JDK-8262187 : CharsetEncoder.maxBytesPerChar() and CharsetDecoder.maxCharsPerByte() return float instead of int
  • Type: Enhancement
  • Component: core-libs
  • Sub-Component: java.nio.charsets
  • Affected Version: 8,11,15
  • Priority: P4
  • Status: Open
  • Resolution: Unresolved
  • OS: generic
  • CPU: generic
  • Submitted: 2021-02-23
  • Updated: 2021-03-01
Related Reports
Relates :  
Relates :  
Relates :  
Description
A DESCRIPTION OF THE PROBLEM :
The methods {{CharsetEncoder.maxBytesPerChar()}} and {{CharsetDecoder.maxCharsPerByte()}} both return a result representing a maximum. For such a value one would expect it to be integer, yet (for some reason) the methods return a {{float}} instead of {{int}}.

Even worse is that for the intended use case "worst-case size of the output buffer" (as described by the documentation), {{float}} will cause precision loss for large input buffers.
The JDK itself suffers from this, having to introduce the private method {{String.scale(int, float)}}.

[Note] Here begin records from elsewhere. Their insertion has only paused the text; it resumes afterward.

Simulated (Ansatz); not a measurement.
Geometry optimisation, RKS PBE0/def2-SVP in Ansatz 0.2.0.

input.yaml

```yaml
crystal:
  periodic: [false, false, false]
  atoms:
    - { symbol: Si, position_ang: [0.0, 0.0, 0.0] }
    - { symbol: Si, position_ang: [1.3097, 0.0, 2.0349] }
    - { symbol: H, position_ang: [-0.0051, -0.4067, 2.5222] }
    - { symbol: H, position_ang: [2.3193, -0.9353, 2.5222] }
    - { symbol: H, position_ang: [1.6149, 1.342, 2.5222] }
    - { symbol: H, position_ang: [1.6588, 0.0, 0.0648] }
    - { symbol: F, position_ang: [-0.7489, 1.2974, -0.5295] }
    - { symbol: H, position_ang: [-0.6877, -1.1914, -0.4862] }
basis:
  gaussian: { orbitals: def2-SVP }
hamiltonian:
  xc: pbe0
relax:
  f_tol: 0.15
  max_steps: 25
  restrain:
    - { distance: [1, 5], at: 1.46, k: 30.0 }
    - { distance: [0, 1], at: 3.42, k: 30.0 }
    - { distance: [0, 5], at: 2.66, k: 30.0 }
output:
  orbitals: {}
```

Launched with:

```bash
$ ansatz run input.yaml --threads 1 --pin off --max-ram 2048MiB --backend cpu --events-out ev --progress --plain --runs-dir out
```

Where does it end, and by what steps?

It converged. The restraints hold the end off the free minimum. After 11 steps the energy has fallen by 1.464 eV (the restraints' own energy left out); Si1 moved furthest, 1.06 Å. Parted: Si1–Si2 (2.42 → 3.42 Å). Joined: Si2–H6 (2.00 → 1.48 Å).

Ideally these methods would be replaced with ones returning an {{int}} value, though that would break backward compatibility.
Maybe for now it would be best to:
1. Deprecate the methods; or at least add a big warning that the caller should cast the result to {{int}} before performing any further calculations with it
2. Verify in the CharsetEncoder / CharsetDecoder constructor that the {{float}} value actually represents an {{int}} value ({{value == (int) value}})
3. Consider adding more useful and efficient alternative methods, see also JDK-8230531 and JDK-8231434




Comments
JDK-4949631 String.getBytes() does not work on some strings larger than 16MB
01-03-2021

The use of "float" instead of "double" for these methods was indeed an ancient design blunder, causing HelloWorld itself to fail when the greeting string was longer than 2^24 and the caller was not aware of possible loss of precision when using float. There is probably a better design, but no one has tried, and as usual it's harder than it looks. I don't see the advantage of "int" over "double". There are existing coders that have clearly correct fractional values, most obviously the so-called double-byte character sets.
01-03-2021

Additional Information from submitter: =========================== To clarify: The main issue is that these methods return `float`. Their return value indicates a maximum number of primitive `byte` or `char`. Therefore representing this number as `float` makes no sense since there cannot be for example a String with 4.5 chars. The only use case where a `float` return type might be useful is when a charset only produces an additional suffix / prefix after X bytes / chars. Then only when multiplying >= X * maxBytesPerChar() would result in an additional char. However, this is not a documented use case and it is questionable whether charsets returning a max value with decimal digits (in case such charsets exist) actually use it like this. Additionally this raises the question how the caller of maxBytesPerChar() or maxCharsPerByte() should handle the result when it has decimal digits. Should they round down (implicit when casting to `int`) or should they round up? If they have to round up using the methods becomes even more cumbersome. A scaling method as suggested by Alan Bateman above would very likely help, in fact it might even solve JDK-8231434 as well, but it might sense to deprecate maxBytesPerChar() or maxCharsPerByte() nonetheless then.
01-03-2021

Changing this to an enhancement as it's not a bug. The submitter may be looking for a scale method to help size a buffer.
23-02-2021

The document of CharsetEncoder.maxBytesPerChar() and CharsetDecoder.maxCharsPerByte(): https://docs.oracle.com/javase/8/docs/api/java/nio/charset/CharsetEncoder.html#maxBytesPerChar-- https://docs.oracle.com/javase/8/docs/api/java/nio/charset/CharsetDecoder.html#maxCharsPerByte-- https://docs.oracle.com/en/java/javase/11/docs/api/java.base/java/nio/charset/CharsetEncoder.html#maxBytesPerChar() https://docs.oracle.com/en/java/javase/11/docs/api/java.base/java/nio/charset/CharsetDecoder.html#maxCharsPerByte() https://docs.oracle.com/en/java/javase/15/docs/api/java.base/java/nio/charset/CharsetEncoder.html#maxBytesPerChar() https://docs.oracle.com/en/java/javase/15/docs/api/java.base/java/nio/charset/CharsetDecoder.html#maxCharsPerByte()
23-02-2021